The school year’s end is quickly approaching.  And with that the end of the PWOC year.  Which means it’s time to determine who the board members will be for next year.  As I did last year I prayed about it.  This year however, no poking, no tugging, no wondering if maybe I should be applying.  But it did take months for me to see that I was supposed to be involved in PWOC leadership this year, maybe I’m just behind on the listening curve, so I’ve continued praying about my involvement next year.  The answer, I won’t have the time.  I was elated to get this answer, a definite pass from responsibility.  I can say no with no hesitation or guilt.  Not that I don’t want to be involved next year.  I really enjoy PWOC.  It’s the whole leadership responsibility thing that scares me.  But the answer “I won’t have the time.”  Never even thought about it.  Even though I have no plans for the upcoming year, and with FRG off my plate, I will actually have less responsibility than I did this year.  Maybe I should have been wondering what I’d be doing that I wouldn’t have the time for PWOC.

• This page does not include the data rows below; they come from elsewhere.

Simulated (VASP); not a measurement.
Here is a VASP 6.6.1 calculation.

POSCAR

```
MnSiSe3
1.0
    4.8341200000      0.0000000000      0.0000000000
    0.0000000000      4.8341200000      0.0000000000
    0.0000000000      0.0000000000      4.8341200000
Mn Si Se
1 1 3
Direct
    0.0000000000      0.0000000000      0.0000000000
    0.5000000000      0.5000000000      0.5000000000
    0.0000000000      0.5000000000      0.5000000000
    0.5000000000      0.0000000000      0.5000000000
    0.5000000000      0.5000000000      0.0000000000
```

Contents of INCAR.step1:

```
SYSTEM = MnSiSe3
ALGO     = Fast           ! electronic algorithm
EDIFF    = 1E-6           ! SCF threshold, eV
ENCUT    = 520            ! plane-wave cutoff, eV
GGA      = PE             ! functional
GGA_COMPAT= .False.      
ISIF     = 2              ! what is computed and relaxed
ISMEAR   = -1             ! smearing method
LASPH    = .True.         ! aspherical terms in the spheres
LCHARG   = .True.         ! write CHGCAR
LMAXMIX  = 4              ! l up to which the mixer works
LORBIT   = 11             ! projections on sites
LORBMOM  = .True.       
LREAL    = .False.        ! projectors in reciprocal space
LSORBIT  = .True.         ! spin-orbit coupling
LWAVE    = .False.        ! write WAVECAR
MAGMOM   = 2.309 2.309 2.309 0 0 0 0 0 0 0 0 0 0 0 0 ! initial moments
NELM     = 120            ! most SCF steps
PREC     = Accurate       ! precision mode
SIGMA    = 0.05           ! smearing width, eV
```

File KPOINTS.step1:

With Chase gone, I’ve started feeling this hole that needs filling.  I don’t do much other than my children.  I love them, don’t want to trade them in for anything.  But I also don’t want them to be my whole identity.  I need something that is me.  So I’ve been praying and wondering, what can I do?  I need to be more careful what I ask for.

I stated a Bible study at my church recently.  This week was the first week we’ve been doing homework.  As I’ve read the homework and contemplated what the author has been saying, I’ve thought to myself, how is she putting all this together?  And the occasional, where is she getting this from?  She’s seeing things that I’ve never seen while reading the Bible and some that I’m not sure I still see.  However, I know that there is church tradition and other non-biblical sources from the time that might concur with her conclusions.  (Disclaimer, she’s not saying anything doctrinally unsound, if fact there are many things I’ve learned from her in this time.  It’s just some details that make me go hmmmm.  Like in first Corinthians where Paul says Jesus appeared to Peter, I always thought that in context of the general meetings we know of in Acts, and you know that He hung out with all of His disciples after the resurrection.  The author sees it as a private personal encounter that Peter needed to have to reconcile after Peter denied Christ, which I always saw the “Feed My sheep” talk to be.  Anyway, not a huge deal, no problems theologically.  But where does she get her supporting information?)   And while once upon a time, I did study those sources and look into all of that, it was all for school.  I’ve never tried to dive into all that on my own.  It would take too much time.  (hmmm, time, hmmm)

Last semester at PWOC, I taught a class on the inductive Bible study method.  I’ll admit, the class started to unravel.  I pray that all the women got something out of it, if nothing else the desire to study the Bible on their own.  I did get that desire and have started using the inductive method to do some Bible study.

So today, as I’m finishing this weeks homework, I start thinking, I could do the study to answer all the questions I have.  I have the tools from the inductive study method.  I have access to multiple libraries and the internet.  I could actually do this.  Maybe not the same book this Bible study is on.  But I could do this.  And then it all ties itself into a pretty little bow.  I’m supposed to do some serious Bible study.  For what I don’t yet know.  Am I to teach a class?  Write a book?  I know it’s not all for me.  God doesn’t work that way.  I have an idea what I might be supposed to be studying, but am not yet sure.  I’m happy to entertain any ideas that you might have.